You are viewing a plain text version of this content. The canonical link for it is here.

Posted to mapreduce-user@hadoop.apache.org by MONTMORY Alain <al...@thalesgroup.com> on 2011/09/08 10:58:07 UTC

How to count records in FileInputFormat (MapFile, SequenceFile ?)

Hi everyBody,

In my application the treatment of the whole dataset (that we called CycleWorkflow) may have a duration of several weeks and we want (mandatory) to split the CycleWorkflow into multiple DayWorkflow.
The actual system use a traditionnal RDBMS approach and use SQL OFFSET LIMIT to split the dataset (potentially 80 billions rows in  one table) into smaller datasets. We are actually (re)designing the application using Hadoop/Cascading/HDFS and we try to found a feature to split MapFile in input (with 80 billions key) according to the number of record.
CycleDataset = 10000 <key,value> record
Split1 = 0 <key,value>  to 1000<key,value>    = Dataset for DayWorkflow1
Split2 = 2000 <key,value>  to 3000<key,value>   = Dataset for DayWorkflow2
Split3 = 3000 <key,value>  to 4000<key,value>   = Dataset for DayWorkflow3
etc
We expect to use MapFile  (is it a good choice? or is there another existing file format? (HFile?) more suitable for this usage...).
The progress  monitoring (bargraph in a GUI) of DayWorkflowX are currently done with the number of record already processed by this workflow.

In MapFile class i don't find API to count record efficiently.. am I missing something ? (probably yes..)
Which solution do you suggest to split Input Dataset according to the number of <key,value> record ?

Thank you for your response..

Regards,

Alain
(we are using Hadoop 0.20.xx version)

[@@THALES GROUP RESTRICTED@@]

RE: How to count records in FileInputFormat (MapFile, SequenceFile ?)

Posted by MONTMORY Alain <al...@thalesgroup.com>.
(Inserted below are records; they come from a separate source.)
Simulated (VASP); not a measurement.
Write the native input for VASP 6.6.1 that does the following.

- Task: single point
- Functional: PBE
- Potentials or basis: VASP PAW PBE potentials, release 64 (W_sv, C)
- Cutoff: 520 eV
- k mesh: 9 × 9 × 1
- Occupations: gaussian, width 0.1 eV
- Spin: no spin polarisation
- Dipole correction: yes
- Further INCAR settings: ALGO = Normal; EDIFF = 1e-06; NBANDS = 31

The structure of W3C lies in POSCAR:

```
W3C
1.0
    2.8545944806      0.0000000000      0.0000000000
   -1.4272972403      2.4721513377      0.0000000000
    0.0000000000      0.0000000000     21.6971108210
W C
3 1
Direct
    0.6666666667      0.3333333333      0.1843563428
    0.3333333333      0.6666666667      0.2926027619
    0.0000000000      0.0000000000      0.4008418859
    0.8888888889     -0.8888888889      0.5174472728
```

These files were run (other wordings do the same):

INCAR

Anyone which have an advice ? or i am not at the right place ?
or mayde my question is stupid...
Thank You

Alain

[@@THALES GROUP RESTRICTED@@]

De : MONTMORY Alain [mailto:alain.montmory@thalesgroup.com]
Envoyé : jeudi 8 septembre 2011 10:58
À : mapreduce-user@hadoop.apache.org
Objet : How to count records in FileInputFormat (MapFile, SequenceFile ?)

Hi everyBody,

In my application the treatment of the whole dataset (that we called CycleWorkflow) may have a duration of several weeks and we want (mandatory) to split the CycleWorkflow into multiple DayWorkflow.
The actual system use a traditionnal RDBMS approach and use SQL OFFSET LIMIT to split the dataset (potentially 80 billions rows in  one table) into smaller datasets. We are actually (re)designing the application using Hadoop/Cascading/HDFS and we try to found a feature to split MapFile in input (with 80 billions key) according to the number of record.
CycleDataset = 10000 <key,value> record
Split1 = 0 <key,value>  to 1000<key,value>    = Dataset for DayWorkflow1
Split2 = 2000 <key,value>  to 3000<key,value>   = Dataset for DayWorkflow2
Split3 = 3000 <key,value>  to 4000<key,value>   = Dataset for DayWorkflow3
etc
We expect to use MapFile  (is it a good choice? or is there another existing file format? (HFile?) more suitable for this usage...).
The progress  monitoring (bargraph in a GUI) of DayWorkflowX are currently done with the number of record already processed by this workflow.

In MapFile class i don't find API to count record efficiently.. am I missing something ? (probably yes..)
Which solution do you suggest to split Input Dataset according to the number of <key,value> record ?

Thank you for your response..

Regards,

Alain
(we are using Hadoop 0.20.xx version)

[@@THALES GROUP RESTRICTED@@]